AfCFTA: The Need to Review Double Taxation Arrangement

A Tax Treaty otherwise called an Avoidance of Double Taxation Agreement (ADTA) or Double Taxation Agreement (DTA) could be described as an agreement between two or more countries (otherwise known as the Contracting States or parties) to make sure that a resident of one or both of the contracting countries does not suffer from paying tax twice on the same income in both jurisdictions or unduly benefit from not paying appropriate taxes in any of the countries through tax evasion or avoidance. The Agreement covers taxes on income and capital only and does not extend to consumption taxes such as Value Added Tax or Sales Taxes.

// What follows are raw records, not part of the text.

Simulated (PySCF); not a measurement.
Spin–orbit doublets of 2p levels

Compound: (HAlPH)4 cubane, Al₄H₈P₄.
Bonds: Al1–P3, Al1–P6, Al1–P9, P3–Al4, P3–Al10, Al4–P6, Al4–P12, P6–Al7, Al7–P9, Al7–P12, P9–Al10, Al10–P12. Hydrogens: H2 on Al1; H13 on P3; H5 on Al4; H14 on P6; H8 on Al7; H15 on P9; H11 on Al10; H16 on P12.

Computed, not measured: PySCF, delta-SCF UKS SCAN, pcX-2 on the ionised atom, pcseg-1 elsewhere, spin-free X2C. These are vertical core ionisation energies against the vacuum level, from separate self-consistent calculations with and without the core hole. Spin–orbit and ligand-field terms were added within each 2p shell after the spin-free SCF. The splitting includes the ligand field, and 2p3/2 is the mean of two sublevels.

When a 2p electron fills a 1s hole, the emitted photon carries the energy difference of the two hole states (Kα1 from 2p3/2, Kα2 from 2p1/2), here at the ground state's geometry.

Over the last few decades, the number of bilateral tax treaties has increased dramatically. The United Nations Model Double Taxation Convention Between Developed and Developing Countries (“UN Model Convention”) and the Organisation for Economic Co-operation and Development’s Model Tax Convention on Income and on Capital2 (“OECD Model Convention”) provide models for countries to use in negotiating the terms of their treaties and are regularly updated. For purposes of both the UN and OECD Model Conventions, it is assumed that any rules for the application of the provisions of those Model Conventions are a matter for the domestic law of the contracting states. Consequently, there are no general rules in the Model Conventions or in the Commentaries concerning how the provisions of the treaty should be applied.

Speaking at the launch of “Dangers of Double Tax Agreement in Financing Development: a case study in Ghana,” Mrs. Ofori-Kwafo said the report emphasized the need to adopt a harmonized DTA model, which would take into consideration diversities in the African economies.

She said in view of that, Tax Justice Network Africa (TJNA), in collaboration with its members of South and Eastern Africa Trade Information and Negotiation Institute (SEATINI Uganda), Civil Society Legislative Advocacy Centre Nigeria (CISLAC), Ghana Integrity Initiative (GII), Policy Forum Tanzania and Centre for Trade Policy and Development (CTPD) Zambia with support from Open Society Foundation (OSF) had conducted a joint study on the Dangers of DTAs in Financing Development in Africa with case studies of Ghana, Nigeria, Tanzania, Uganda, and Zambia.

In general, the tax authorities of a country should apply the provisions of its tax treaties to prevent tax avoidance and evasion. This requires careful consideration of the inclusion of anti-abuse rules in tax treaties and the adoption of domestic anti-avoidance rules that can be applied to treaty abuses. However, in addition to ensuring that the appropriate anti-avoidance rules are in place, the tax authorities must have the capacity to interpret, apply and enforce those rules concerning treaty abuses.

Given the African Continental Free Trade Agreement (AfCFTA), there is, therefore, the need for a thorough review and renegotiation of the Double Taxation Agreement to resolve challenges regarding tax evasion and avoidance in the continent.